Italians Vote in Ballot Seen As Referendum on Premier

By Robin Pomeroy
Monday, April 10, 2006

ROME, April 9 -- Italians voted Sunday in a two-day election that could oust Prime Minister Silvio Berlusconi, the media tycoon who promised prosperity but failed to lift Italy's flagging economy during five years in power.

Berlusconi faces a fierce challenge from his long-standing political foe, Romano Prodi, a former European Commission president.

"I slept very well. It's a beautiful sunny day, and I hope everything finishes in the best possible way," Prodi said as he voted in his home town of Bologna, in northern Italy.

Berlusconi, the U.S. government's strongest ally in continental Europe and Italy's richest man, hopes his late promises of tax cuts will swing a surprise victory.

True to form, Berlusconi caused a minor stir when he went to vote in Italy's financial capital, Milan, with his 95-year-old mother, Rosa, who kissed his hand for the cameras.

"Put a cross on the Forza Italia logo," Berlusconi told his mother, referring to his party. He was immediately censured by a monitor who considered the remark campaigning.
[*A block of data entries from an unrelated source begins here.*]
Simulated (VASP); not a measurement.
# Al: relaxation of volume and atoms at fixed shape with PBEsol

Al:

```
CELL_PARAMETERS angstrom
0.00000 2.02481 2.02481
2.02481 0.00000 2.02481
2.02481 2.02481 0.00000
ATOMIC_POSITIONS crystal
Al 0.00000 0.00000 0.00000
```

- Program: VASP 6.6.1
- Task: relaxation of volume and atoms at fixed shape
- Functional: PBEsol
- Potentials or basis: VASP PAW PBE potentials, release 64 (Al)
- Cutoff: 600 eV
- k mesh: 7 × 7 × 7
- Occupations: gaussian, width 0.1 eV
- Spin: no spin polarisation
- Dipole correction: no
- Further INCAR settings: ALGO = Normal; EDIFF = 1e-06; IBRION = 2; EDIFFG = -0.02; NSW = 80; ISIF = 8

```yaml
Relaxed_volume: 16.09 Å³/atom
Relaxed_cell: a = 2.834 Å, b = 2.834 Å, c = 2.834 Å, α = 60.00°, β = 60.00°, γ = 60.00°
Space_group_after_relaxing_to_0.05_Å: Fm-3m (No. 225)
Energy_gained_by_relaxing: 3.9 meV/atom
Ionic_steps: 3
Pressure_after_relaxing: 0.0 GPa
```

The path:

"Not even with my mother? You really are the Italy that has no love," said Berlusconi, who has rejected accusations that he has bent campaign rules.

Opinion polls have not been published for two weeks, but Prodi, who beat Berlusconi in a general election 10 years ago, has led the race since returning to Italian politics in 2004 from a five-year stint as head of the European Commission.

Exit polls are expected immediately after voting ends Monday afternoon, with official results likely in the evening.

The acrimonious campaign, in which Berlusconi used offensive language and Prodi compared his rival to a drunk, has turned the vote into something of a referendum on the prime minister's term as head of a conservative alliance.

"I've got flu and a fever, but I'm still determined to vote because I don't want to see Italy in this state for another five years," said Marina Zappaterra, a social worker voting in Rome.

Whoever wins will face the task of cutting the world's third largest national debt while trying to breathe new life into an economy that grew an average of 0.6 percent a year under Berlusconi.

Prodi, if elected, would also need to manage a disparate coalition, from communists to centrist Roman Catholics, united mostly by a dislike of Berlusconi.